From the [documentation](http://pandas.pydata.org/pandas-docs/stable/generated/pandas.DataFrame.mode.html): Gets the mode(s) of each element along the columns.  Empty if nothing has 2+ occurrences. Adds a row for each mode per label, fills in gaps with nan.  Note that there could be multiple values returned in the columns (when more than one value share the maximum frequency), which is the reason why a dataframe is returned.  

In [None]:
df.Address[df.Address == '1 Mono St # B, San Francisco, CA']

In [None]:
df.Address[df.Address == '829 Folsom St UNIT 906, San Francisco, CA']

In [None]:
len(df[df.DateOfSale == '11/20/15'])

In [None]:
(df.DateOfSale == '11/20/15').sum()

In [None]:
bed_counts = df.BedCount.dropna().unique()

In [None]:
bed_counts

In [None]:
for bed_count in np.sort(bed_counts):
    home_count = (df.BedCount == bed_count).sum()
    print '{} homes have {} bedrooms'.format(home_count, bed_count)

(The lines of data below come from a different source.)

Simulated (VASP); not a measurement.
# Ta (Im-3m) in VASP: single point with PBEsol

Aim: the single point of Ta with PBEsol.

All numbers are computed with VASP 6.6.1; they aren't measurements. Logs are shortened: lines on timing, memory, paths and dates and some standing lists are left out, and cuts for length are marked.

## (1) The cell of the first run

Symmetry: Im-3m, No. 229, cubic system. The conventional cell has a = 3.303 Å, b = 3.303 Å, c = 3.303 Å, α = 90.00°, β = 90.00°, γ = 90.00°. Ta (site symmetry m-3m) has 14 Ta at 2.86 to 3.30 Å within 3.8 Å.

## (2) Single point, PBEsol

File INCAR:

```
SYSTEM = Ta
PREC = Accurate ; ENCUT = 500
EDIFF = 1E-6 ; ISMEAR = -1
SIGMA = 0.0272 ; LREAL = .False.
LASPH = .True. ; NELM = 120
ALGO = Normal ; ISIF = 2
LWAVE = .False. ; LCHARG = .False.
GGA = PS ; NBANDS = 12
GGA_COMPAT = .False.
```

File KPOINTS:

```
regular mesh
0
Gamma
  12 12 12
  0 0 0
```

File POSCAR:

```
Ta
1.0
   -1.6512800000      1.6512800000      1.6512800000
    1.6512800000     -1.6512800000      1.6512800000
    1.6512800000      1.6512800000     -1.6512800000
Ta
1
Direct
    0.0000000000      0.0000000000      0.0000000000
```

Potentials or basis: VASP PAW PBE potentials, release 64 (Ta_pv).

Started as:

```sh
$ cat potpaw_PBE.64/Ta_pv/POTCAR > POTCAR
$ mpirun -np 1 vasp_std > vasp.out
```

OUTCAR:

Note: That's the same information we got from the histogram above.

In [None]:
df.BedCount.isnull().sum()

Careful on checking for `nan` values:

In [None]:
(df.BedCount == np.nan).sum()

## Part F
- `.corr()`
- Heatmaps
- Scatter plots
- Scatter matrices

In [None]:
df.corr()

### Heatmaps

In [None]:
plt.matshow(df.corr())

In [None]:
corr = df.corr()

figure = plt.figure()
subplot = figure.add_subplot(1, 1, 1)
figure.colorbar(subplot.matshow(df.corr()))
subplot.set_xticklabels(corr.columns, rotation = 90)
subplot.set_yticklabels(corr.columns)
plt.show()

### Scatter plots

In [None]:
df[ ['BedCount', 'BathCount'] ].plot(kind = 'scatter', x = 'BedCount', y = 'BathCount', s = 100, figsize = (8, 8))

### Scatter matrices

In [None]:
pd.tools.plotting.scatter_matrix(df[ ['BedCount', 'BathCount'] ], diagonal = 'kde', s = 500, figsize = (8, 8))

In [None]:
pd.tools.plotting.scatter_matrix(df[ ['SalePrice', 'Size'] ], s = 200, figsize = (8, 8))